In the General Prologue of The Canterbury Tales, the narrator, Geoffrey Chaucer, meets twenty nine pilgrims at the Southwark at the Tabard Inn. They are all going to Canterbury Cathedral to visit the shrine of Sir Thomas Becket. Chaucer decides to tag along, taking some time to describe each pilgrim. The author uses many metaphors, personal histories, and examples of how they would act in certain situations to fully describe the characters in the story. However, some of the pilgrims are given only a few lines of direct description in a very straightforward, visual manner. One of the characters in the tales is Squire, who gets only twenty lines of details, focusing on his appearance, his abilities, and his sexuality.

The physical description of the Squire illustrates him as if he was a Roman statue, or taken from a chivalric romance. Chaucer describes his " lokkes crulle as they were leyd in presse"(Norton, 83), average height, great strength, "Of twenty yeer of age he was" (Norton, 83), bravery and cleverness. The author illustrates Squire's youth "as fressh as is the month of may." (Norton, 83). The dress of the squire is colorful, embroidered with flowers, short with large sleeves. He is very talented, too. Chaucer dedicates some lines in the poem to the squire's skills - horsemanship, jousting, sketching, dancing, song and verse writing: "Wel koude he sitte on hors and faire ryde./ He koude songes make and wel endite,/ Juste and eek daunce, and weel purtreye and write." (Norton, 83).

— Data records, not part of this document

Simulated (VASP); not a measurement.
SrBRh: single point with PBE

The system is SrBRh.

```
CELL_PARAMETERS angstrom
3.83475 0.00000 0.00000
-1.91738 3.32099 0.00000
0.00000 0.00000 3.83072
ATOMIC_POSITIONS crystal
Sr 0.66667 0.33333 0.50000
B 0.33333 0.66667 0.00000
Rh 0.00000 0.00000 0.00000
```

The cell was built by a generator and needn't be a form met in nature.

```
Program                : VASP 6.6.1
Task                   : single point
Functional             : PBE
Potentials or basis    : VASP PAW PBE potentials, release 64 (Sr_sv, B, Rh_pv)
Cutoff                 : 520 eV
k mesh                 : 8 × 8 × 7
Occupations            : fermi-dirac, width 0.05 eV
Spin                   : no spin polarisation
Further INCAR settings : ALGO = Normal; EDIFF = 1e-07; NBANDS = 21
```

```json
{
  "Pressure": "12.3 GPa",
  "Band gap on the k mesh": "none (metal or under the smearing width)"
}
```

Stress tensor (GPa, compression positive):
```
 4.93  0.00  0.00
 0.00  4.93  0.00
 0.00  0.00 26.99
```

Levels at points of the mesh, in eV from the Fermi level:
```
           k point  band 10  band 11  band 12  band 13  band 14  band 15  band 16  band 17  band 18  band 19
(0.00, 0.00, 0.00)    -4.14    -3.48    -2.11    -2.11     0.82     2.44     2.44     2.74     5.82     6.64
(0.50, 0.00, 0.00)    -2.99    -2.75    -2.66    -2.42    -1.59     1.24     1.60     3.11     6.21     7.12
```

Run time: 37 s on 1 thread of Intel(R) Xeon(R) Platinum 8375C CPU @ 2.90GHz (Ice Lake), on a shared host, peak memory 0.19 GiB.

The physical illustration of Squire is carefully surrounded by sexual references. The author tells us in his poem that the young character is "a lovere and a lusty bacheler"(Norton, 83), who loves so hotly that he sleeps at night "namoore than dooth a nyghtyngale"(Norton, 83). Chaucer uses meadows, fresh flowers, and squire's songs as the methphors to represent the character's sexual image that hides under the portrait of the candidate for a knight. Chaucer also refers to the object of squire's chivalry, his lady.

The strange thing about Squire's sexuality and his character as a whole is its neutrality. He is illustrated as powerful and effective young knight. It seems however that he is lifeless, like a stone or still statue. The squire's physical characteristics strongly hit the reader's mind, yet not much is understood about Squire. Chaucer even portrays him in a morally neutral manner, he leaves the judgement of the squire to the reader.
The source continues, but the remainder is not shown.